Architectural relics often spin a tale that reflects the storyline of cultural heritage. Statues mounted to guard over human endeavors are a common thread that sews together architectural history from ancient times to the present, along with statuesque art that reflects the values or daily lives of a place’s inhabitants.
Mythological griffins are creatures with the body of a lion and the head and wings of an eagle. Griffins were guardians of secret wealth and morphed to become a heraldic symbol of nobility in architecture and on noble crests.
The earliest known griffins in architecture decorated palaces in the ancient Persian Empire, where they were seen as guardians of light. Lions and eagles were both common symbols that decorated the buildings that housed royalty, and the griffin is a combination of the qualities of both.
Lions have long been a symbol of royalty, nobility, and strength. They have been featured in art and architecture throughout world cultures.
In the US Capitol, depictions of lions can be found at the Grant Memorial, Senate fountain, Rayburn House office building, Capitol Business Center, and Thomas Jefferson building, to name a few.
But lions have been a symbol of power since the beginning of art and architecture. One of the earliest examples may be the carved mammoth ivory statue of a man with a lion’s head discovered in a cave in Germany.
From ancient Iran and Egypt to Trafalgar Square in London, statues of lions preside like kings over the constant river of humanity that flows by.
The bulldog is a somewhat controversial symbol of Britain. The dog in this carved statue is a British bulldog; the shape of the ears gives it away.
During the 1700s, fans of the banned sport of bullbaiting honored the bulldog as a symbol of courage and determination. The Old English Bulldog was muscular and stocky with a steel-trap jaw. In the 18th century, the breed is featured beside a lion and the female symbol of Britannia in many political cartoons. The bulldog became a widespread symbol of Britain during WWII when then Prime Minister Winston Churchill was called the “British Bulldog” for refusing to back down against the Nazi regime, and the bulldog became a symbol of fierce national loyalty and courage.

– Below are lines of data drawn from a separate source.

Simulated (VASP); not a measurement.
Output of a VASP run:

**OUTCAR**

Architecture is one medium for bringing the stories of the mythological and legendary and preserving these stories for thousands of years. The gods, goddesses, heroes, and creatures of a culture’s mythology were incorporated into architecture and statues to summon their qualities to a place — state buildings, temples, pyramids, and the estates of the wealthy all tell these stories.
Bacchus, the Greek-turned-Roman god of wine and frivolity, along with his wife Ariadne, is shown in this collection of architectural salvage at Olde Good Things.
Other pieces are a tribute to the human components of culture, like this bust of American inventor and engineer Robert Fulton, or this statue of a boy shooting marbles.